The $30 (13%) hike in PR Society dues resulted in an 11% gain in dues revenue to $4,327,579 for the nine months ended Sept. 30, indicating most members are renewing.

However, since the Society is on the accrual system of accounting, the dues “revenues” represent dues that have been billed rather than collected.

Receivables soared 49.5% to $663,443 from $443,830 in the previous nine-months period, a $219,613 jump.

The $30 dues increase was expected to bring in $500,000+ in new revenues rather than $630,000 (21,000 members times $30) because of special classes of members such as retired and junior members.

PRS does not break out categories of collectibles.

Operating loss for the nine months was cut 53% to $357,498 from $769,368 in the same 2011 period.

Registration revenue for the professional interest sections conferences fell 22% to $879,032 from $1,131,765. CFO Phil Bonaventura cited “lower attendance than previous years.”


Members have been able to register for the $150 webinars at no charge as part of the deal that allowed the dues increase.

Sponsorship income grew 32% to $747,430 and helped boost total income 6% to $7,131,656.

Expenses were $7,489,154 or $7,729 more than in 2011.

Salaries and fringes of $4,149,253 were up $38,057 and consumed 58% of revenues for the period.

“Travel,” which includes meals for leaders and staff, rose 17% to $368,058, perhaps due to advance trips needed to arrange the annual conference in San Francisco which starts Saturday. That was the biggest gain in expenses.

Next year’s meeting in Philadelphia will cut travel expenses. PRS has not revealed the sites of conferences after Philadelphia, although New York chapter leaders have said that New York has been ruled out for future conferences because of high hotel costs. The last New York conference was in 2004 and before that in 1992.

PRS Talks of Non-Existent “Reserves”

FASB: 958-605-25-1 Revenue from exchange transactions follow generally accepted accounting principles (GAAP); for example, revenue derived from membership dues in exchange transactions shall be recognized over the period to which the dues relate. Nonrefundable initiation and life membership fees received in exchange transactions shall be recognized as revenues in the period in which the fees become receivable if future fees are expected to cover the costs of future services to be provided to members. If nonrefundable initiation and life membership fees, rather than future fees, are expected to cover those costs, nonrefundable initiation and life member fees received in exchange transactions shall be recognized as revenue over the average duration of membership, the life expectancy of members, or other appropriate time periods.
The Bonaventura statement on the eight-month figures of PRS says PRS is “poised to meet or exceed our annual goal of returning 1% of annual operating revenues back to reserves.”

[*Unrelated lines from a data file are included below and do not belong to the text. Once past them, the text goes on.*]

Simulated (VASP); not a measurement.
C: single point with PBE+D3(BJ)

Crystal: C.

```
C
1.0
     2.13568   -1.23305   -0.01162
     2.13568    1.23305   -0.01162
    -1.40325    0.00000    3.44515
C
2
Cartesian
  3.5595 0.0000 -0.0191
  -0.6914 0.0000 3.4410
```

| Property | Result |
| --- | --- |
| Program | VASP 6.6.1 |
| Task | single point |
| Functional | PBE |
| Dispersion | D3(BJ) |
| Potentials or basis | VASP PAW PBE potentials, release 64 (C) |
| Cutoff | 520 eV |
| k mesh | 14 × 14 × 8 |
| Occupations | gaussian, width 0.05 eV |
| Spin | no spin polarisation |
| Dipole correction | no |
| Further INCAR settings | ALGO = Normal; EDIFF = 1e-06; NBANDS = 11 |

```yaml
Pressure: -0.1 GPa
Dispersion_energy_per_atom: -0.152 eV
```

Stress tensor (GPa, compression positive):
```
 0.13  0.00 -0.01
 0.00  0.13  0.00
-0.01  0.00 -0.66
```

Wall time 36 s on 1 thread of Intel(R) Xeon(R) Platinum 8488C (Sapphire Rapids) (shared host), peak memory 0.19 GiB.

The term “reserves” is reserved for use by banks and is not applicable to profit or non-profit corporations. The latter refer to their “net assets.”

Were PRS to calculate its net assets in the orthodox and even mandatory way, it would have a small amount of “net assets” in relation to its annual expenses.

Section 958-605-25-1 of the Financial Accounting Standards Board says that dues are to be booked over the period covered by the dues, which is one year in PRS’s case. Instead of carrying about half of its dues as a liability, as all major professional groups do, PRS books them almost completely as an “asset,” carving out $303,203 in the nine months report to cover the cost of print editions of Tactics and Strategist.

The American Institute of CPAs, for instance, reported dues income of $110 million for the year ended July 31, 2011 and carried $50 million of it on the liability side to recognize services owed to members. A cardinal rule of accounting is that money is booked as earned.

In promising free webinars to members in exchange for the dues hike, PRS is even more in debt than ever to members for a full year of services. If we take one half of the nine-months dues of $4.327,579 ($2,163,789) and subtract that from the “fund balance” or “net assets” of PRS of $3,372,327, we get $1,208,538 or less than two months of expenses of PRS which are about $10M yearly. PRS itself talks about six months of assets being the norm for non-profits.

An extensive discussion of PRS’s unorthodox bookkeeping is on two O’Dwyer entries. A blog titled “PRS Financial Report Violates FASB Rules” ran July 21, 2011.

Arthur Yann, VP-PR of PRS, argued in a 570-word post July 19, 2011 on this website that booking dues as cash is “acceptable.”

The Society, by the way, champions “best” practices for its members, never “acceptable” practices. One of its practices is not to post responses O’Dwyer’s sends to its website although we post some PRS entries on

A fact is that PRS does not have one of the four major accounting firms doing its books. It used to have Deloitte & Touche and Ernst & Young but that was more than ten years ago.

The AICPA allows reporters at its twice-yearly governing “Council” meetings and lets them take pictures and make recordings if they wish.